Perpetual Chantry Chapels and the Sources of Secularism

I have heard a good deal about secularism through my life, and I have subjected to the usual list of suspects. However, secularism was not a philosophical movement; it was the reaction away from the Theory of the Church-State of the Roman Empire from paganism through Christianity and through the Dark Ages and into the mediaeval period.

In politics, the Monolithic Theory of empire extended through Charlemagne and into the Holy Roman Empire, while the reality was a centrifuge of power, a breaking down into smaller states and nations settling out from the ancient matrix of the One Empire.
The Church was able to resist this breakdown longer, mainly because the Church itself had little by the way of armed forces, and relied upon the nations of Europe to wage its crusades and wars. Thus, it did not perform in the arena of warfare and devoted its energies to the spiritual and to the paths of power that stopped short of warfare involving the Church personally. Once the Reformation came and joined with dissenting Princes, then began the intense period of religious warfare.

Throughout, I think this process of the breaking down of Empire pushed the spiritual to the side and emphasized the political. Indeed, it was in the political realm that the greatest rewards were to be found, not in the spiritual. When war and threats of wars are alien to a people, then we see a focus on spirituality, and in this area there is much to be gained. In such a manner, Rabbinic Judaism was born in the area and the times of the Roman Empire and the successor states of Europe and Islam when Judaism was forbidden to possess arms and wage their own wars. At this point, someone may point out that Islam was born in the heat of battle. However, the wars fought between Medina and Mecca were very small in scale, and warfare did not take over the life of the nation as it was to subsequently do when Islam was to spread to Spain and on beyond India. This occurred after Ali, the son-in-law of the Prophet was killed in a political dispute, and war became the focus of the state.

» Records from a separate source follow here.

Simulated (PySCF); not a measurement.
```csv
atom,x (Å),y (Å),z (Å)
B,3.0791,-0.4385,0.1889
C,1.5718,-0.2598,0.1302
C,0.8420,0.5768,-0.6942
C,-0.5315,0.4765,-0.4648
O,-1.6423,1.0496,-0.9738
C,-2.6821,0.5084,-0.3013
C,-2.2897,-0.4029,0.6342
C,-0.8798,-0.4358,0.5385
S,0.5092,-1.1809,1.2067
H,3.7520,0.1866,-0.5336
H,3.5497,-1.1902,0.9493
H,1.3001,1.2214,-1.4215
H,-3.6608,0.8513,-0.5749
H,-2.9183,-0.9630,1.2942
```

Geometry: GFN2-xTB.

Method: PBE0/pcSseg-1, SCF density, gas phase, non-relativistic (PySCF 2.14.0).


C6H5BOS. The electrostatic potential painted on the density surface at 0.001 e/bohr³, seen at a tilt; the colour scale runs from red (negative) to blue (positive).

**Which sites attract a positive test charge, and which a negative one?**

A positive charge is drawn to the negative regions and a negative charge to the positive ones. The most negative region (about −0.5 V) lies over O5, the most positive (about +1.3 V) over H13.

This process left a great gap in the spiritual lives of the people involved in the pursuits of power and wealth; the gap was a spiritual one. In Europe, the powerful and rich and illustrious sought to aid their journey to heaven by leaving property to establish and endow chapels to be built in churches around their tombs. They had much to fear, for spiritual virtue had little benefit and life was uncertain and death was quick:
If meat and drink thou ne'er gav'st nane,
every night and alle,
The fire will burn thee to the bare bane,
and Christ receive thy saule.
 In these chapels were chanted masses for the repose of the souls of the departed benefactors, and candles were to be kept burning: Requiem aeternam dona eis, Domine, Eternal life grant to them, O, Lord.
It was very much along the lines that the ancient Pharoahs provided for their after-life.

In England in 1547, the year Henry VIII passed to his reward, the perpetual chantries were dissolved and the endowments which funded the masses, candles, and prayers were forfeited to the Crown. Thus once again power politics undermined the spiritual beliefs of the age, and we can only guess at the concept of life-continuity which burned in the hearts of the earlier ages.